This is the transcript of episode eleven of The LAVA Spurt podcast. You can listen to the audio of this Podcast episode here:
Colin Kaepernick is refusing to stand for the national anthem. Is he right to do so? This is the eleventh episode of The LAVA Spurt, The I Sit With Kaepernick Edition.
San Francisco 49ers quarterback Colin Kaepernick has willingly immersed himself directly into controversy and the line of fire by refusing to stand for the playing of the national anthem in protest of what he deems are wrongdoings against African Americans and minorities in the United States. He has done this for at least two preseason games so far.
“I am not going to stand up to show pride in a flag for a country that oppresses black people and people of color,” Kaepernick told NFL Media in an interview after the game. “To me, this is bigger than football and it would be selfish on my part to look the other way. There are bodies in the street and people getting paid leave and getting away with murder.”
Kaepernick’s reasons for not standing
In an interview with NBC, Kaepernick said, “This country stands for freedom, liberty, justice for all — and it’s not happening for all right now. This is because I’m seeing things happen to people that don’t have a voice, people that don’t have a platform to talk and have their voices heard and effect change. So I’m in a position where I can do that, and I’m going to do that for people that can’t.”
This guy has got some major cajones. He has willingly put a target on his back to bring attention to a major issue in this country, an issue I talk about on this show a lot, and I have nothing but respect for his stance on this issue. I do wish he had called out all police violence and not just targeting his comments at police violence on black people because that is the larger picture. This is not a race issue, it is a power issue. It’s an issue of authority asserting their power.
His stance on this issue caused such an uproar that even Donald Trump told him that he should leave the country, saying, ““Well I have followed [the Kaepernick story], and I think it’s personally not a good thing. I think it’s a terrible thing. And you know, maybe he should find a country that works better for him, let him try, it won’t happen.” Anyone that can get Donald Trump to say “leave the country,” is someone worth looking at.
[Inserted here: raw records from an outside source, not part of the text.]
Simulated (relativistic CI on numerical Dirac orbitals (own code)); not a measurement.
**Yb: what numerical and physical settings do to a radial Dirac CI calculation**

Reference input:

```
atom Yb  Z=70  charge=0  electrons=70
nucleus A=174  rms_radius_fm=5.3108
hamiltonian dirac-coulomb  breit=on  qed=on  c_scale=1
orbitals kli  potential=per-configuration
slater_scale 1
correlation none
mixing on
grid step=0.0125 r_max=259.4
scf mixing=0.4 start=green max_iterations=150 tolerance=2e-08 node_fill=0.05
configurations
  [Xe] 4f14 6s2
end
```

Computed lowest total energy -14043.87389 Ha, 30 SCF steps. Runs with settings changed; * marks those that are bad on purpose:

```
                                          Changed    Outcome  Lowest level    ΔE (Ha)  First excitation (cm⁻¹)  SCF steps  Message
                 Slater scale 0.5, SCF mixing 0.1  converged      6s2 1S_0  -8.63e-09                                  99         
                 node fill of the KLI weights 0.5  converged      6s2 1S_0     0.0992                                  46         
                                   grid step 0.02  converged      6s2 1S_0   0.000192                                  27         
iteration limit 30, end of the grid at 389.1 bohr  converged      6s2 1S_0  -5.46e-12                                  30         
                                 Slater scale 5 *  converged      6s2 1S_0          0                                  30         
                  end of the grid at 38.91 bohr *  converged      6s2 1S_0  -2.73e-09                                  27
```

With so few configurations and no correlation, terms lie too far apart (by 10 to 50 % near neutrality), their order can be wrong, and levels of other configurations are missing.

Racism in the national anthem
But, you might say, what’s the harm in standing like everyone else during this song? Primarily because the national anthem is a celebration not only of the country but also of slavery and the murder of slaves. The end of the third verse of “The Star-Spangled Banner” says:
No refuge could save the hireling and slave
From the terror of flight or the gloom of the grave,
And the star-spangled banner in triumph doth wave
O’er the land of the free and the home of the brave.
Francis Scott Key, the writer of the national anthem, owned several slaves himself and was vehemently opposed to abolition. This phrase from the poem he wrote is just a disgusting display of how anti-freedom the founding of this nation really was. “Freedom for me but not for thee” was the type of freedom they wanted, and that is still the case for the majority of Americans today who want freedom for their activities and ideas but want to stifle the actions and ideas that they disagree with.
Let’s look at that phrase, “No refuge could save the hireling and slave from the terror of flight or the gloom of the grave” He is basically saying that there is no way to hide from the terror and death that will befall a runaway slave, and he’s right. He then goes into, “And the star-spangled banner in triumph doth wave o’er the land of the free and the home of the brave.” This seems very much like Key sees the fact that runaway slaves face terror and death meant triumph for the land of the free. Maybe I and others are reading too much into it, but I don’t think so.
Kaepernick likes communism?
But Kaepernick is far from an ally to libertarians on other issues. He has been seen at press conferences wearing a shirt saying that Fidel Castro is a great mind like Malcolm X, so it seems he is a proponent of communism. That is, obviously, not cool. Is the enemy of my enemy really my friend? I’m not so sure in this situation, but I still respect his decision on not standing for the national anthem. I haven’t stood for the national anthem in years, and I will continue that trend. Therefore, I sit with Kaepernick on this issue, and this issue alone.